Ratings agency Fitch said it would take several years before Ireland returns to "A" credit status, after it downgraded the country three notches.
Analyst Chris Pryce also said there was a risk Ireland would be forced to restructure its debt but that was not, in his view, the most likely scenario.
"We do not assume that Ireland is inevitably going to restructure. Clearly there is a possibility, but it's not our leading assumption by any means," he said.
Fitch was the first among its peers to strip the country of its "A" rating to BBB+, following the Government's request for an €85 billion EU/IMF bailout. It said its outlook on the rating was stable.

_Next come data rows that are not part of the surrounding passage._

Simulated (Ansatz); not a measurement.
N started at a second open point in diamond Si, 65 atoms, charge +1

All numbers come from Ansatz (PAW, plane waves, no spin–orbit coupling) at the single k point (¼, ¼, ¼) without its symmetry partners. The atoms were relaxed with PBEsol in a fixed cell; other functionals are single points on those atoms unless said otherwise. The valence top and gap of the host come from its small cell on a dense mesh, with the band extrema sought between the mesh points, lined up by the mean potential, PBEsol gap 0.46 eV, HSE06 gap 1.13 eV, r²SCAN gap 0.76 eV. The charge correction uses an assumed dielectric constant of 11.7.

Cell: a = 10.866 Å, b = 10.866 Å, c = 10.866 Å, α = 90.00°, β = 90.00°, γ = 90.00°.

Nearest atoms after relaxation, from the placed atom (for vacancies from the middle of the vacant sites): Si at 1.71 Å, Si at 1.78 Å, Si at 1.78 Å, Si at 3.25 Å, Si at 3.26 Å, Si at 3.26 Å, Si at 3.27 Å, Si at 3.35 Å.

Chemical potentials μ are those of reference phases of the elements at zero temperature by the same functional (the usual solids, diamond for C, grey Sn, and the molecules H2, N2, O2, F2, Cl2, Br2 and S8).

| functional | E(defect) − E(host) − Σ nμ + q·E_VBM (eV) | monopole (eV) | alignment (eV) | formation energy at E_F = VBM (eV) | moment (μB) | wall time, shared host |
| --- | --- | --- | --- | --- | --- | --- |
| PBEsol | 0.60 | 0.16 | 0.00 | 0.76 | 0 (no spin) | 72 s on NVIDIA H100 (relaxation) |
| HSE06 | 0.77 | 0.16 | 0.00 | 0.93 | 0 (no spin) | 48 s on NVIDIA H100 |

Fitch said that while Ireland had received relative security from the package, the fiscal costs of restructuring and supporting its banks had triggered the cuts.
"Fiscal consolidation will last at least three, if not four or five years and it will take them a long time to get back with workable public finances," Mr Pryce said today.
"Irish people will have to tighten their belts more than they have tightened them."
The Government detailed a tough budget earlier this week, the first in a four-year cycle of cutbacks totalling €15 billion, and a key plank of its agreement with the IMF and Europe.
The Dáil will vote on changes to public sector pensions today, the third of four pieces of legislation underpinning the budget.
Following the sovereign downgrade, Fitch today downgraded the ratings of Allied Irish Banks and Bank of Ireland long- and short term issuer default ratings to BBB from A- and F2 from F1.
Fellow ratings agencies Moodys and S&P have Ireland on Aa2 and A respectively but both have put the country's sovereign rating on review for a possible cut.
Moodys said late last month that a multi-notch downgrade was the most likely outcome of a review expected to be concluded by early January but that Ireland would still remain within the investment-grade category.
Ireland is still higher than the BBB- rating - one step above junk status - that Fitch gave bailed-out euro zone member Greece earlier this year.